Tunis — Approved on Wednesday in Tunis by the Board of Directors of the African Development Fund, the soft loan window of the African Development Bank (AfDB) Group, the funding will be used to improve marketplace economic and social infrastructure for about 900,000 households in 19 districts in the country.
The project is designed to leverage poverty reduction efforts and economic growth through enhanced commercialization of agricultural produce and other merchandise in the country.

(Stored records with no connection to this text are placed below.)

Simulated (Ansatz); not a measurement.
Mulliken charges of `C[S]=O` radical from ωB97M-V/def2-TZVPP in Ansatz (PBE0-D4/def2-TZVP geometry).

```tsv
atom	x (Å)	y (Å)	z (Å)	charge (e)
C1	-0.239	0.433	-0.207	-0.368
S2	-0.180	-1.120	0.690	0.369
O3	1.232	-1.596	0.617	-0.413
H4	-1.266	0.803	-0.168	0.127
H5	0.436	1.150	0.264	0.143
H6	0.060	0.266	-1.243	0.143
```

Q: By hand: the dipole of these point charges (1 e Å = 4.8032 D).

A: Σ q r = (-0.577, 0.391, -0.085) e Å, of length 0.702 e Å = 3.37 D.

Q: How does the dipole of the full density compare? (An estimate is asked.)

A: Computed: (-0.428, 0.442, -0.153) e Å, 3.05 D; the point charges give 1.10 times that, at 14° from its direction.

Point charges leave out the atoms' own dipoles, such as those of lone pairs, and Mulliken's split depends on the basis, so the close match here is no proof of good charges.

It will, among other activities, involve the construction of 21 markets in Municipal/Town Councils (including Kampala city) located in 19 districts of all four regions of Uganda: Jinja, Entebbe, Masaka, Mbarara, Kabale, Fort Portal, Arua, Lira, Gulu, Moroto, Soroti, Mbale, Tororo, and Kampala. The five Town Councils are Hoima, Kasese, Busia, Kitgum and Lugazi. Apart from market infrastructure, the project includes Market Management and Agricultural Trade Enhancement, including Capacity Building, as well as Project Management and Coordination,
The MATIP-1 is consistent with the country's Poverty Eradication Action Plan (PEAP - 2005/2008 extended to 2009) which focuses on "Enhancing production, competitiveness and incomes". It is also in line with the Plan for the Modernization of Agriculture (PMA - 2000), provision of agricultural extension and effective market management services and building of physical infrastructure. The project is well aligned with the Uganda Joint Assistance Strategy (UJAS), the harmonized business plan of Development Partners in Uganda, which is focused on implementing the PEAP, and its derivative; the UJAS 2005 - 2009 Cover Note, which is the Bank Group's Business Plan in Uganda for the period. The private sector and growth are among the priority areas for UJAS, which is also consistent with MATIP-I objective.
The project is in line with the Memorandum of Understanding between the Bank and other development partners in Uganda to fund capital intensive hardware infrastructure-related development initiatives, with other donor agencies undertaking the software services. It also fits well with the Bank's Medium Term Strategy and the Africa Food Crisis Response (AFCR) initiative, which is geared towards increased food production, reduction of post-harvest losses and increased productivity in the short, medium and long terms.
The AfDB is currently Uganda's leading development partner, providing about 19.9% of the entire development assistance, particularly in the agriculture and transport sectors, representing 27% and 17%, respectively. The Bank collaborates closely with other development partners, especially the International Fund for Agricultural Development (IFAD) and the European Union (EU) in agriculture-related projects, within the framework of the Agriculture and Rural Development Donor Coordination Group. The Group has been greatly invigorated through the Bank's field presence.
The project is estimated at UA 42.22 million. The costs will be covered by the ADF loan and UA 4.22 million from the Ugandan government.